Building the case, raising awareness

English Democracy exists because a specific, concrete and long-overdue constitutional question has been ignored by the political establishment for over three hundred years. We are in the process of raising awareness of the democratic imbalance and structural unfairness at the heart of the Westminster system — and building the evidence base that makes that case impossible to dismiss.

We are committed to keeping this site updated with the latest information, news and progress on this active campaign. The argument is being made. The history is being told. The evidence is on the record.

Please check back regularly for updates — this is a living campaign, not a static document.

Three things that move this forward

01
Read and share
The most powerful thing you can do right now is read the case, share it with people you know, and help build the audience for this argument.
02
Talk about it
Raise the West Lothian question in conversation. Ask your MP why England has no parliament. The more people ask, the harder it becomes to ignore.
03
Stay engaged
Return to this site as it grows. Follow the campaign as it develops. Constitutional change requires sustained, informed public pressure — not a single moment.

Where this campaign is heading

Awareness is the necessary first step. But awareness without political representation is incomplete. If this campaign generates the interest and support we believe this subject deserves, we have a clear next objective.

A political party for English citizens

If we can garner the interest and support this subject needs, we plan to launch a political party to represent the English citizens of the United Kingdom — one dedicated solely to achieving true democratic reform and ensuring that all regions of these islands receive the proper democratic balance and respect they all deserve.

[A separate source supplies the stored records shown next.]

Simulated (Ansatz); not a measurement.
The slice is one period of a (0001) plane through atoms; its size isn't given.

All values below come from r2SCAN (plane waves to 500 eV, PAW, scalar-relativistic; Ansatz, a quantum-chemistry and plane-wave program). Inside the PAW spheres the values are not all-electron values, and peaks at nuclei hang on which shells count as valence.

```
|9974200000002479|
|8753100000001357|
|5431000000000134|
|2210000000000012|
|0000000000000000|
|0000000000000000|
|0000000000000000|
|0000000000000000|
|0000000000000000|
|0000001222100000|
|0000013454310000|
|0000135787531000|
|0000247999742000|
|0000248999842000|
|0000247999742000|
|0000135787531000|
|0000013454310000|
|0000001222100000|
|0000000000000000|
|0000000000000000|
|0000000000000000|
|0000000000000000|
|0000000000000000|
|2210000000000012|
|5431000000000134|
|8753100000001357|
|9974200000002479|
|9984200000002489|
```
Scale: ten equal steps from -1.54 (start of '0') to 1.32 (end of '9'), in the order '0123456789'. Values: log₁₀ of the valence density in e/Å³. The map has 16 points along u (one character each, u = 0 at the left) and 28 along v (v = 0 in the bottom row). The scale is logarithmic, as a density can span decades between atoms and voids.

This would not be a nationalist party in any conventional sense. It would be a constitutional party — one that argues for England's place within a fairer, more stable union, and that holds the political establishment accountable for the democratic deficit it has created and sustained.

We are not there yet. But the groundwork being laid on this site — the historical record, the constitutional argument, the documented evidence of how the current system has failed English voters — is the foundation that any serious political movement requires.

The question is not whether England deserves a parliament. History answers that clearly. The question is whether enough people care enough to demand one.